In every election, the majority of Turkey's electorate has always showed that they will not allow terror to disrupt democracy, regardless of which political view they hold. Opinion polls show that the outcome will not be different this time either
Turkey is set to hold general elections on June 7. Political parties all submitted their parliamentary candidate lists to the Supreme Election Board (YSK) on Tuesday. It is possible to outline a projection of the outcome of the election by considering the candidates' profiles. The strongest favored party for the elections is the ruling Justice and Development Party (AK Party), which has won three local and three general elections, as well as two referenda over the past 13 years. Opinion polls show the AK Party's vote stands between 45 percent and 50 percent. Unlike other parties, the AK Party has parliamentarians from all of Turkey's 81 provinces populated by various ethnic groups. The AK Party's candidate list shows that the party is concerned about maintaining this characteristic for the upcoming elections as well. The AK Party has included candidates on its list who can appeal to all segments of the electorate, including religious Muslims, non-Muslims, leftist human rights defenders and liberals. Moreover, there are 99 female candidates on the list. The AK Party aims to have 400 deputies in the 550-seat Parliament and to replace the 1982 Constitution, which was established after the 1980 military coup, with a new, civil and democratic constitution.
The main opposition Republican People's Party (CHP), which founded the modern Republic 90 years ago, generally receives the votes of the military and bureaucratic elites. However, it has not been able to benefit from the advantage of being in the opposition for many years. It receives around 24 percent of the vote, the majority of which is garnered from middle-class urban Turks and Alevis. This is why it is confined to the coastal cities in the west. It failed to have deputies elected from 33 provinces out of a total of 81 in the previous election. It included 103 female candidates on its list and also nominated non-Muslims. Despite being a self-styled social democrat party, the CHP cannot receive votes from politically and economically disadvantaged segments. Its main objective in this election is not to lose the Alevi vote to the Peoples' Democratic Party (HDP).
The HDP, which will play a key role in the election, is the legal, national and political wing of the outlawed PKK, which has been fighting the Turkish state for 30 years. It managed to enter parliament with 30 independent candidates in the 2011 election. It will run as a party in this election and aims to pass the 10 percent election threshold. Opinion polls show that the party's vote, which has been at 6 percent, has recently exceeded 8 percent. The party, which has thus far mostly been able to only receive votes from separatist Kurds, aims to garner votes from Alevis and the Turkish left in this election. The HDP is represented in fewer provinces and has the greatest number of female candidates. If the party can pass the election threshold, it will have an impact on the number of votes going to the AK Party and the CHP.

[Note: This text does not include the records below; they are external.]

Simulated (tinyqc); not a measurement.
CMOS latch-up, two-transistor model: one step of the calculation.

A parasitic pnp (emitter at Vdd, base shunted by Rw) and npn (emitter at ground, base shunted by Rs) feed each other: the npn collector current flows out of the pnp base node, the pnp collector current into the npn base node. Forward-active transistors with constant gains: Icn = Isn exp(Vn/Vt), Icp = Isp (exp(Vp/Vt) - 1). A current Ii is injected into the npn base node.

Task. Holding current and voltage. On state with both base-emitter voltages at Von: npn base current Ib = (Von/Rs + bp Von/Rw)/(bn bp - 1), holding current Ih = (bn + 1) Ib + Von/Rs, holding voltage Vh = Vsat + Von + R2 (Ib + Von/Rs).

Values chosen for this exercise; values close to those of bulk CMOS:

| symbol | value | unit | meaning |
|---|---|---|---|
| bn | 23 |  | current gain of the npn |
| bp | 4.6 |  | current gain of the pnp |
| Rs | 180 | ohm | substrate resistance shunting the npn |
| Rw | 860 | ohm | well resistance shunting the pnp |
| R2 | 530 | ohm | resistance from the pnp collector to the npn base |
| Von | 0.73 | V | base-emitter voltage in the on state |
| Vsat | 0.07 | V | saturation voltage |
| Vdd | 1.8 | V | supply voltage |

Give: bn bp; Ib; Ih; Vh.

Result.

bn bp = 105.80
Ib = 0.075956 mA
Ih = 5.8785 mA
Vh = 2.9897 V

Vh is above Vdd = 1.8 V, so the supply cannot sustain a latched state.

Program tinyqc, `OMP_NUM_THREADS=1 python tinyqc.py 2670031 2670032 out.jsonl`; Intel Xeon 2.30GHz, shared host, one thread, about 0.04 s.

The fourth favorite party in the elections is the Nationalist Movement Party (MHP), which is supported by ultra-nationalist segments in Turkey. Opinion polls show that the party's vote is around 15 to 16 percent. It does not appeal to the whole of Turkey either. In the previous election, it failed to have deputies elected from 47 provinces. It is running its election campaign based on its criticism of the peace talks that the government has been holding with the PKK for the past two years. Its main objective is to increase its vote in the cities. Its second aim is to regain the votes that it lost to the AK Party in several Anatolian cities.
As the June 7 elections approach, this is the picture of Turkish democracy, which was only able to switch to a multi-party system on a sound basis in 1950, even though it was founded in 1923. Despite the heavy political atmosphere, the parties are gearing up for the elections with great enthusiasm. It is a widely accepted democratic tenet that elections are the only legitimate means of gaining political power. Undoubtedly, this is because over the past several years, Turkey has considerably liquidated military tutelage, the military having previously staged coups and issued memoranda at regular intervals. However, there are still bureaucratic tutelary powers that are organized within the state, particularly in the judiciary and security bureaucracy. The Gülen Movement, which is led by former imam Fethullah Gülen, takes the lead among such structures.
It is likely that such tutelary groups might attempt some type of provocation similar to last week's terror act. However, in every election, the majority of Turkey's electorate has always showed that they will not allow terror to disrupt democracy, regardless of which political view they hold. Opinion polls show that the outcome will not be different this time either.